I guess the tweaking of the recipe is fine as the author of the book, Edward Espe Brown, himself says,
"Recipes do not belong to anyone -- given to me, I give them to you. Recipes are only a guide, a skeletal framework, to be fleshed out according to your nature and desire. Your life, your love, will bring these recipes into full creation (p. vi)."

For the filling, I used caramelised onions, red bell peppers, spring onions and crumbled home-made paneer (from 3% fat milk).

These savoury rolls are soft and light and great to serve as a snack, appetizer (if you make them slightly smaller), or with soup for a light dinner. Here’s the way I made them.
Savoury & Spiced Caramelised Onion, Red Pepper and Paneer Rolls

(Adapted from the Tassajara Bread Book)


For the dough:


1 cup lukewarm water

11/2 tsp active dry yeast

2 tbsp honey

1/3 cup powdered milk

1 tsp ground flax seeds in 1 tbsp water (or an egg)

11/2 cups all-purposeflour


3 tbsp oil (you could use melted butter)

11/4 tsp salt (or to taste)

1 1/2 tsp roasted and crushed cumin seeds

1 tsp freshly crushed black pepper (or more, if you like)

1 cup all purpose flour

About 1/2 cup or so more flour for kneading

For the filling:

1 ½ cups chopped onions

1/2 cup chopped spring onion greens and whites

3/4 cup chopped red bell pepper

1 tsp oil

1 1/2 cups crumbled paneer

1 tsp red chilli flakes (or according to taste)

1 tsp mixed Italian herbs

1/4 tsp salt



In a bowl, dissolve the yeast in the lukewarm water and honey. Add the honey, milk powder and flax seed+water (or egg). Mix well. Add the whole wheat flour and mix into a batter and beat well (Brown says 100 strokes!).
Cover and keep aside for about 30 minutes for it to rise.

Add the oil, crushed cumin, black pepper and salt to the risen batter and fold in. Also add the 1 cup of flour or more as required, and knead till the dough comes away from the sides of the bowl.

Place the dough on a floured surface and knead for about 5 to 10 minutes using just enough flour to get a smooth dough which doesn’t tear easily. The dough should be reasonably soft but not sticky. Cover and keep aside, allowing to rise for about 40 minutes.

During this time, heat the 1 tsp oil and sauté the chopped onions till they turn soft and light brown/ caramelise. Add the chopped red pepper spring onion, after adding the salt and chilli flakes and saute for another 30 seconds or so. Now add the herbs and mix well. Allow to cool.
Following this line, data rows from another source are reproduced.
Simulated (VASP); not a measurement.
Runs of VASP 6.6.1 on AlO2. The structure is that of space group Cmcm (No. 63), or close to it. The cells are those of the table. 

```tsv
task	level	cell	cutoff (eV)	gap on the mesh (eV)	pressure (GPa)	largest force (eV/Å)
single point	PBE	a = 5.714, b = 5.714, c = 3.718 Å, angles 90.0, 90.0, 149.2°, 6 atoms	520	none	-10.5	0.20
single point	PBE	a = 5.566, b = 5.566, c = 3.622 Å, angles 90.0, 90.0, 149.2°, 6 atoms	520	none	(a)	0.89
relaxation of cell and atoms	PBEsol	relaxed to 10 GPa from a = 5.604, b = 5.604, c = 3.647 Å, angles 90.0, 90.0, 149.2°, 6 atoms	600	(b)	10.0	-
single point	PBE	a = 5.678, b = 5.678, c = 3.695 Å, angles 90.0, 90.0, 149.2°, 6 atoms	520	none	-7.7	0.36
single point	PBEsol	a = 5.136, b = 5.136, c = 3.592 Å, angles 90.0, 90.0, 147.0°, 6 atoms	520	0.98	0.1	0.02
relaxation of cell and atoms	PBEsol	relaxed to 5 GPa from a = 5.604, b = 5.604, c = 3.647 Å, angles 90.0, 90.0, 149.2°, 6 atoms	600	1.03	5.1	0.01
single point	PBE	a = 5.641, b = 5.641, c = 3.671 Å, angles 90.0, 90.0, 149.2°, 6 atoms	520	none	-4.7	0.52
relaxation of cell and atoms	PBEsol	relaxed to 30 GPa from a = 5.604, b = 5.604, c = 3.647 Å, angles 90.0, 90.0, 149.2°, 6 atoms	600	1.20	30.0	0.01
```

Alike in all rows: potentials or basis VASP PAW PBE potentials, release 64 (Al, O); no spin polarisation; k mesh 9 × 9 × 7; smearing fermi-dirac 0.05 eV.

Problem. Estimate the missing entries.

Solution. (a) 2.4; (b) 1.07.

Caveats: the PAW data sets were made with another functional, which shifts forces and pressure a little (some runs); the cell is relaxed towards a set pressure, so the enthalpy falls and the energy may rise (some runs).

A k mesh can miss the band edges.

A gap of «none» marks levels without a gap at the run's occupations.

After the dough has risen, roll it out on a floured surface into a rectangle (approximately 18" by 11") that is about ¼” thick. Do not roll it thinner. Place the dough rectangle such that the longer sides face you.
Spread the cooled filling evenly over the dough right up to the shoter edges of the rectangle. Then sprinkle the crumbled paneer over this and then the spring onion greens and whites as well over the paneer, on the edges of the longer sides.

Using your finger dipped in water wet the longer edge of the dough away from you. Slowly roll the dough rectangle as tightly as you can, keeping the filling in (jelly roll style), from the edge of the rectangle closest to you. The wet edge will help seal the roll.

With a sharp knife, cut the roll into 12 equal pieces, about 1 1/2" wide. I found it easier to divide the dough into two halves and make two smaller rolls, cutting each into 6 pieces. Place the rolls, cut side up, in a greased rectangular baking. If the rolls are a little close together, when the rise, they will expand upwards rather than outwards. 
Cover and let them rise for about 20 minutes.

Brush lightly with milk and bake at 190C for 30 minutes or so, until they're done and the golden brown in colour.
Serve warm. This recipe makes 12 rolls.

These rolls go to the World Bread Day being hosted by Zorra at 1x umrühren bitte.


Ulrike said...

Interesting recipe and a very tasty looking result

Ulrike from Küchenlatein

Sangeeth said...

Thats a perfect bread for the event! loved the recipe. May be I could try it too. I at present do not have honey at home..so is there any substitute for that?

Aparna said...

Thanks, Ulrike.

You can use sugar instead of honey. Yeast needs sweetening and warmth to prove. Sugar is the most common option but I prefer the taste/ flavour of honey and use it if I feel it would go with the bread.

Susan/Wild Yeast said...

You've got me inspired to make some savory filled rolls. Nice!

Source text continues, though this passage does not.